Currently, Log Service supports saving a query statement as Saved Search, setting a trigger cycle (interval) for query, setting judgment conditions for execution results, and sending alarms. You can also set alarm actions, namely, the way to inform you when the result of regularly running Saved Search triggers alarm conditions.
Currently the following 3 notification methods are supported:
- Notification center: Multiple contacts can be set in Alibaba Cloud notification center. Notifications are sent by using emails and text messages.
- WebHook: Including DingTalk robot and custom WebHook.
For more information about alarm function configuration and use, see Set alarm rules. In addition to monitoring and alarming by using Log Service, you can also use Alibaba Cloud CloudMonitor to monitor the metrics of Log Service. Notification messages are sent to you when alarm conditions are triggered.
Taking Nginx logs as an example, we demonstrate how to use Log Service to perform regular query and analysis on collected log information and determine the following business issues based on the LogSearch results:
- Whether or not an error exists.
- Whether or not a performance problem exists.
- Whether or not the traffic has a sudden decrease or increase.
Collect the log data.
- Enter the Data Source Access Wizard on the Logstore List page and then select Nginx Access Log.
- Enter the Configuration Name, Log Path, Nginx Log Format, and Nginx Key Name, and configure the Advanced Settings as per your needs.
- Click Next to configure the index.
Set the index.
Set the views and alarms for key metrics.
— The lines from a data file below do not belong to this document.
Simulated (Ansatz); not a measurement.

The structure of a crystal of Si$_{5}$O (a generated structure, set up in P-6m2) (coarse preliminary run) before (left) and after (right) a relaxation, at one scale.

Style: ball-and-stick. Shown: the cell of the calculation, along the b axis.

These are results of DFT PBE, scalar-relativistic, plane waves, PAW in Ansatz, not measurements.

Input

The common errors are as follows: 404 (the request cannot find the address)/502/500 (error on the server). Generally we only focus on 500 (error on the server).
Determine if a 500 error exists. You can use the following query to count the number of errors (c) in the unit time and set the alarm rule as if c > 0, an alarm is to be sent.
status:500 | select count(1) as c
This method is relatively simple but too sensitive. For services facing relatively high business pressure, a few 500 errors are common. In response to this situation, you can set the Trigger Count as 2 in the alarm conditions so that alarms are only triggered when the conditions are met for 2 times in a row.
Although no error occurs in server operation, the latency might be increased. You can set an alarm for latency.
For example, you can calculate all the write request (“Post”) latencies of an interface (“/adduser”) using the following method. Set the alarm rule as l > 300000, which means when the average value exceeds 300 ms, an alarm is to be sent.
Method:Post and URL:"/adduser" | select avg(Latency) as l
Alarm sending by using average value is simple and direct, however, this method can average some individual request latencies, which cannot reflect problems. For example, you can compute a mathematical distribution for the latencies of the time period, namely, dividing into 20 intervals and calculating the number in each interval. You can see on the histogram that most of the request latencies are low (< 20 ms), but the highest value is 2.5s.
Method:Post and URL:"/adduser" | select numeric_histogram(20, Latency)
To deal with this situation, you can use the percentile in mathematical statistics (the maximum latency is 99%) as the alarm condition. In this way, you can exclude false alarms triggered by accidental high latencies and reflect the overall situation of latencies. The following statements calculate the latency of the 99th percentile, approx_percentile (Latency, 0.99). You can also change the second parameter to calculate the latency of other percentiles, for example, the request latency of the 50th percentile, approx_percentile (Latency,0.5).
Method:Post and URL:"/adduser" | select approx_percentile(Latency, 0.99) as p99
In a monitoring scenario, you can chart the average latency, the 50th percentile latency, and the 90th percentile latency. The following is the chart showing the latencies of every minute in a day (1440 minutes):
* | select avg(Latency) as l, approx_percentile(Latency, 0.5) as p50, approx_percentile(Latency, 0.99) as p99, date_trunc('minute', time) as t group by t order by t desc limit 1440
The natural traffic on the server is usually in line with probability distribution, which means a process of slow increase or decrease exists. Sudden decrease or increase in traffic indicates great changes in a short period of time, which is usually abnormal and needs special attention.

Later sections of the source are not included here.